Most major manufacturers, supermarket chains and large hotels are not going to move to more moderate Kashrut organisations, as they don’t want to lose the custom of the growing Haredi community, which is now about 13 percent of the population and growing.
The reform will benefit a relatively small number of restaurants and providers who want to remain kosher but don’t have many Haredi customers.
The true significance of the “Kashrut reform” isn’t in its details or rather limited impact, but the fact that an Israeli government is altering the hallowed status quo on religious matters and the Haredi leadership has apparently no influence.
The new laws also include cuts to the funding of ultra-Orthodox education networks, a removal of childcare benefits for married yeshiva students and the exemption of those over the age of 21 from military service, allowing them to leave their yeshivas and join the workforce without the threat of being drafted into the army.
None of these alone is revolutionary, but the goalposts are being moved and the Haredim are not even on the pitch.

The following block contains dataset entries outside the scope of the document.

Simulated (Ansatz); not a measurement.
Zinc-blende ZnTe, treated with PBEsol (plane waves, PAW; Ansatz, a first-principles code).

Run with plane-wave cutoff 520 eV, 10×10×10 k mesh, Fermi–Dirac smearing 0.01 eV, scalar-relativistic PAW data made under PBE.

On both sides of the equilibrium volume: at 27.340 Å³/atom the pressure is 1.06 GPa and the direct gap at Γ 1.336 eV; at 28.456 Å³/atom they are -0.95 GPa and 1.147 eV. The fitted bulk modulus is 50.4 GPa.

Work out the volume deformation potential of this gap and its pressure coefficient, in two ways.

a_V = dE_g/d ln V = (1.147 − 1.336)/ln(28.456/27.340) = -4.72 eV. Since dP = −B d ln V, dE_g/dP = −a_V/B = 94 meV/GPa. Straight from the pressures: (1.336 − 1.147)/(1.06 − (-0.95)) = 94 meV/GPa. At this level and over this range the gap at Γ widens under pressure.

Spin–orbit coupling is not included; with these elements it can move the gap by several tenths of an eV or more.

The Bennett government is on a trajectory to make major changes to the way Israel has allowed Haredi autonomy to grow for the past 73 years. It may not go all the way. Some coalition members are concerned about their own relations with the ultra-Orthodox leadership and would consider partnering with them in the future.
Mr Bennett is concerned that he’s giving ammunition to his opposition by binding the Haredi parties even closer to Mr Netanyahu. He has yet to decide how far to go on these issues.
His position on the Western Wall dispute, if he takes one, will be an indication.